Consider one of these tasks, for example, face detection. The training data in this case is composed
by a set of images that are faces and another set of images that are non-faces (_every other thing
in the world except from faces_). This training data is too complex so as to find a representation
of each sample (_feature vector_) that could make the whole set of faces linearly separable from the
whole set of non-faces.
Extension of the Optimization Problem
-------------------------------------
Remember that using SVMs we obtain a separating hyperplane. Therefore, since the training data is
now non-linearly separable, we must admit that the hyperplane found will misclassify some of the
samples. This _misclassification_ is a new variable in the optimization that must be taken into
account. The new model has to include both the old requirement of finding the hyperplane that gives
the biggest margin and the new one of generalizing the training data correctly by not allowing too
many classification errors.
We start here from the formulation of the optimization problem of finding the hyperplane which
maximizes the __margin__ (this is explained in the previous tutorial (@ref tutorial_introduction_to_svm):
\f[\min_{\beta, \beta_{0}} L(\beta) = \frac{1}{2}||\beta||^{2} \text{ subject to } y_{i}(\beta^{T} x_{i} + \beta_{0}) \geq 1 \text{ } \forall i\f]
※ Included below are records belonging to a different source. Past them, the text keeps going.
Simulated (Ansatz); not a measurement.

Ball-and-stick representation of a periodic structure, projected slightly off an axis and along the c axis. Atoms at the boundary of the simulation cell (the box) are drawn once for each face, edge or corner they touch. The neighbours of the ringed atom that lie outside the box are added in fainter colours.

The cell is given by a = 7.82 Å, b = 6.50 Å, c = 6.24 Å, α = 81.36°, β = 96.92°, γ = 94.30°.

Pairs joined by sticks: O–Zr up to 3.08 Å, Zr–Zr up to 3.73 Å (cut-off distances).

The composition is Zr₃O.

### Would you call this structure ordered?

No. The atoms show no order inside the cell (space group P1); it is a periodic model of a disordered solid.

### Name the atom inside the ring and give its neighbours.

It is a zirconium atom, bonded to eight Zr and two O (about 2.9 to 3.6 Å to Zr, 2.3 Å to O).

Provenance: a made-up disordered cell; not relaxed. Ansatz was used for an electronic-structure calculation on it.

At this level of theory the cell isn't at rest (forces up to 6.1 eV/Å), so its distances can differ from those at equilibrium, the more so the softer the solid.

There are multiple ways in which this model can be modified so it takes into account the
misclassification errors. For example, one could think of minimizing the same quantity plus a
constant times the number of misclassification errors in the training data, i.e.:
\f[\min ||\beta||^{2} + C \text{(\# misclassication errors)}\f]
However, this one is not a very good solution since, among some other reasons, we do not distinguish
between samples that are misclassified with a small distance to their appropriate decision region or
samples that are not. Therefore, a better solution will take into account the _distance of the
misclassified samples to their correct decision regions_, i.e.:
\f[\min ||\beta||^{2} + C \text{(distance of misclassified samples to their correct regions)}\f]
For each sample of the training data a new parameter \f$\xi_{i}\f$ is defined. Each one of these
parameters contains the distance from its corresponding training sample to their correct decision
region. The following picture shows non-linearly separable training data from two classes, a
separating hyperplane and the distances to their correct regions of the samples that are
misclassified.
![](images/sample-errors-dist.png)
@note Only the distances of the samples that are misclassified are shown in the picture. The
distances of the rest of the samples are zero since they lay already in their correct decision
region.
The red and blue lines that appear on the picture are the margins to each one of the
decision regions. It is very __important__ to realize that each of the \f$\xi_{i}\f$ goes from a
misclassified training sample to the margin of its appropriate region.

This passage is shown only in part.